Never Have I Ever – Secrets A PI Keeps

March 28, 2022
Axis Geffen

Article written by Axis Geffen

It never fails, you enter a room filled with interesting people and one person tells another that you’re a PI. Immediately, the room begins to buzz with curiosity. As time progresses, the guests begin to ask you to tell them stories from your obviously exciting life. You know that your integrity won’t let you name the names or give away identifying information. Still, there’s a desire to share something. Rarely would you. However, today you’ve been asked to tell the funniest story you remember, the scariest moment you had, and if being a PI is ever dangerous. And today, you’re going to share just a few…

It’s important to remember that as mysterious and stealthy as some PI’s can be, we’re all human. We all make mistakes at times. Sometimes some of us do really dumb things. There are some of us that learn from the folly of others. There are others that do something equally dumb or dumber. As I’ve stated many times, PI’s are not created equal. Just like lawyers, doctors, mechanics, or family members, we may all be in the same game but that doesn’t mean we’re all playing with a full deck.

Funny Moments

It’s hard to believe that anything funny ever happens as a PI. Depending on your sense of humor, comedy can be found. For some, comedy might be found in watching someone rob an ATM and then walk across the street to a coffee shop filled with police officers to order donuts and use the restroom. For others, it might be found watching a PI racing to a washroom because he didn’t realize that warming a few pounds of chicken wings in their car during a brutally cold surveillance wasn’t the best idea. Still for some, it could be the thug that robbed an ATM in a bank and then ran out of the bank and tried to buy weed from the undercover PI standing outside.

There are “funny” moments that happen to PI’s all the time. Why? Simple. Imagine all of the dumb little things that you do or happen in a day that you say to yourself “That was embarrassing! I’m glad nobody saw that”. Now realize that a PI was there unbeknownst to you or the subject… And it’s likely been caught on video.

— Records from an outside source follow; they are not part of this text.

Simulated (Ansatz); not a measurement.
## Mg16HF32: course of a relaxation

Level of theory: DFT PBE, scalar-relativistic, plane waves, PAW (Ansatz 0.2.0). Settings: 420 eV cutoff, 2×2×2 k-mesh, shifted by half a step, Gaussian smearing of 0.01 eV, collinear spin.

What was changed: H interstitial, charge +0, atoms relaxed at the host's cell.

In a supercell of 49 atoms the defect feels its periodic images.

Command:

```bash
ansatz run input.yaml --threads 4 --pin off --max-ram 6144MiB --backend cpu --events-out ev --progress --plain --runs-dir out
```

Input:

I once worked with a male PI that was built like a tank. Huge muscles and physically fit, a true tough guy in every respect. Some might have found it funny that he once submitted video evidence of a crime which was preceded by 45 minutes of kittens playing on a log. He saw it on the job and it was too cute not to film! But enough about funny moments. What about the scariest moment?

Scary Moments

When you work as a PI, you often do very similar work to Police Officers but you don’t carry a badge. No real PI is legally permitted to carry any form of a badge in Canada. You also rarely have anyone to back you up if things go wrong. This can involve being undercover in some very scary places with some very scary people. Most PI’s don’t like to admit that they’ve been afraid on duty. I can tell you that very few PI’s that have been exposed to the more serious aspects of this business haven’t at some point feared for their lives or questioned their own sanity for doing the job they do.

I don’t discuss my scariest moments. Few of us do. But I will tell you that there are times when an investigator enters an assignment that they believe will be safe and it it turns out…it’s not. Maybe someone shoots at them or pulls a knife on them or figures out they are undercover. All of those moments can be terrifying. Imagine someone saying they need you to serve divorce papers on their ex and when you get there you learn that you’re serving the Sergeant of Arms for a major Biker gang. Or being asked to follow someone’s child and learning that your subject works in organized crime. These are all scary realities. Rare but they do happen.

Okay, but is your job ever truly dangerous?

In my lifetime, I’ve had a criminal subject stalk me. I’ve sat undercover in a room among criminals and listened while others planned heinous crimes. I’ve been threatened a number of times, and once someone blew up my car (with me in it). Other PI’s that I know well have been attacked with hammers, bricks, guns, and knives. I’ve helped a number of PI’s recover from various assaults. In almost every one of those situations, the only thing that kept an investigator alive was their ability to think quickly, communicate logically and maintain a level head despite chaos unfolding around them.

So, yes. There are moments in this job that can be very dangerous. But again, a properly trained PI with excellent problem-solving skills can live a relatively boring life – and that (for the most part) is the goal.